Daily Archives: April 9, 2010

Has the Blogging Thunder From Down Under Returned?

And is he going to guide us into a new age of Contract Capital Management?

Those of you who have been following the blogs since their dawn in Supply Management will remember the Vendor Management blog, which was maintained by Doug Hudgeon, the blogging thunder from down under, who used to be a regular participant in the great Supply Management blogsphere debates and who even guest posted on SI a few times. Then, a mere 18 months after accepting a position as Head of Procurement and Operations at Macquarie Bank, where he was crazy busy from day one, he was promoted to Macquarie Group Head of Operations for Macquarie Services because he did such an awesome job. At this point he want from crazy busy to insanely busy, and though he still managed to maintain a regular voice in the blogsphere, his contributions quickly trailed off from a couple a week to a couple a month. They stabilized at this point until the big guns realized that he was still kicking so much @ss that he had to be promoted again, at which point they promoted him again to Head of Client Engagement & P2P, where he was essentially responsible for all services and P2P across the entire global organization (which has over 14,000 employees in 70 locations in 28 countries who managed assets of over 300 Billion US). At this point he went from insanely busy to unimaginably busy and disappeared from the blogsphere for weeks at a time, though he was still locatable if you had the time to search. But then the Macquarie Group decided that it was time that they too opened a financial shared services center in India to support their global operations and that it would be up to Doug to make it so. So last summer he penned a goodbye to the blogsphere and boarded his plane to Delhi, en-route to Gurgaon, and we all wondered if we’d ever hear from him again.

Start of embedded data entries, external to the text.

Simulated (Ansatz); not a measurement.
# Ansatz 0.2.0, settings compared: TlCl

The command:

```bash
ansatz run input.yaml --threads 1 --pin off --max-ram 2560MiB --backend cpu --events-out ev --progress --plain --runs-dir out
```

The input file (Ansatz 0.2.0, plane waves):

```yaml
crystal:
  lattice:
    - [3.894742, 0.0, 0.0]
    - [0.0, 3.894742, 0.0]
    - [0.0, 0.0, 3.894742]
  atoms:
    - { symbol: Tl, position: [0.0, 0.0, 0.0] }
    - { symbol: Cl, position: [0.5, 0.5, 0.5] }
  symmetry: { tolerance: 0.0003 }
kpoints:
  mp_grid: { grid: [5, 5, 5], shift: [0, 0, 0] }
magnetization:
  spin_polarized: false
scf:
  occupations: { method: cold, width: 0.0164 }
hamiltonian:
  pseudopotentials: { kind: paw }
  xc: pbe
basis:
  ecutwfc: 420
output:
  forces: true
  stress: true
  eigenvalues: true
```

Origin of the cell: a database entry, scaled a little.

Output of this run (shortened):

But then, a few weeks ago, without any announcement or fanfare, a new post appeared on a new site dedicated to Contract Capital Management. It didn’t say much except that Doug was still alive and still toiling away in the bowels of India, and that he had discovered that HR is the best model for a P2P function to use when describing their role within an organization … and now we’re on the edge waiting to see what else he has learned from the daughters of darkness.

For those of you who don’t remember Doug, or need their memory refreshed, he authored these classic thought-pieces over on Vendor Management (which are now archived on Contract Capital Management):

As well as these guest posts on Sourcing Innovation:

Welcome back Doug!

MCA Solutions – Bringing the Aftermarket Forward, Part I

MCA Solutions, a Philadelphia, PA company that specializes in after market service (and service parts) optimization, is still going strong despite the recent struggles of a few of its direct competitors (namely Click Commerce and Servigistics who were recently acquired by Marlin Equity Partners). If anything, the recession (although it did considerably lengthen the sales cycle) only bolstered the need for after market service (as no one could afford new equipment) and optimization thereof (as everyone is strapped for cash and every penny counts).

As I indicated in my first post on MCA Solutions and their strategic service parts management platform, many large manufacturing, semiconductor, high-tech, aerospace, defense, and oil & gas companies often have tens of millions, if not hundreds of millions, of dollars tied up in inventory in their attempts to meet specified service levels, and every dollar in inventory costs them money in overhead. Since many of these companies typically have 10% to 20% more inventory than they need, they’re tying up tens of millions of dollars in working capital needlessly as well as throwing away millions of dollars in inventory holding costs — a situation which is easily remedied by a service level optimization platform that can optimize your multi-echelon parts inventory storage network such that your contracted service levels are met but your costs are minimized. Furthermore, as per the value of after market service in a down economy, done right, this optimization will also improve cash flow by roughly 10%, reduce inventory by 15% to 50%, and even improve service levels by 5% to 20%.

Since the last time I covered MCA in depth, which was almost two years ago, they’ve made a number of significant enhancements to their platform, the most notable being flex reporting, performance management, and plan analysis. Of these, flex reporting and plan analysis excite me the most, because the former lets you construct any report you can imagine (if you’re willing to write some SQL*) and the latter lets you build, optimize, and compare as many what-if scenarios as you want, which is the (one of the) most powerful feature(s) of any good optimization platform.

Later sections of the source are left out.